For an interesting analysis of the hidden dangers of public pension funds, see the article by Andrew G Biggs in the WSJ of Monday, 12/16/13. Mr. Biggs does an interesting analysis comparing funding levels and investment risks of public pension funds from approximately 1975 to present time. He concludes that public pension funds are roughly 10 times more risky to tax payers and government budgets today than in 1975. He cites some interesting facts (which I was able to generally independently confirm from other sources) First, in 1975, state and local pension assets were equal to approximately 45% of annual government expenditures. Today, pension assets are 143% of government expenditures. Pension fund assets have grown not because pension funds are better funded but because public workforces have aged and the number of retirees has grown dramatically. Today, there are approximately 1.75 active employees for every retiree being supported by public pension funds. Just 40 years ago, there were 7 active employees for every retiree. Mr. Biggs also analyzes general investment strategies for today’s pension funds and notes how that has changed over the decades. The safest investment, US Treasury Bonds, yielded 5.9 % in 1975, 14.8% in 1980, 6.5% in 1985. Today the yield hovers at 0.1%. Because bond yields are so low, pension funds have much greater risk built into their investments to obtain an average 8% return per year.

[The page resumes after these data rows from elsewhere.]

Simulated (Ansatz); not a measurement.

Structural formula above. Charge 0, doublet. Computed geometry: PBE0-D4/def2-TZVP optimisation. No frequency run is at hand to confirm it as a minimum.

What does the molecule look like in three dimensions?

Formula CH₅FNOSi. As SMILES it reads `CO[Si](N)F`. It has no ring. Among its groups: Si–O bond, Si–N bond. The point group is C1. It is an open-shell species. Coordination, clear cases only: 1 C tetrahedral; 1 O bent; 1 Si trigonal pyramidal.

Mr. Biggs concludes that pension funds managers will have to push for much greater funding from their member government entities, employees, or probably both .
My conclusion is that his analysis comes as no great surprise. We know that throughout California, cities and counties are required to devote an ever increasing percentage of their budget to supporting their pension obligations. This leaves less money available to hire new staff, let alone give wage or benefit increases to the existing staff. Moreover, we are constantly reminded that if a pension fund has a bad investment year, it will look to the employer and employee to make up the difference. The reality for current California public employee association members is that less money will be available for their wages and benefits while more gets diverted into pension funds.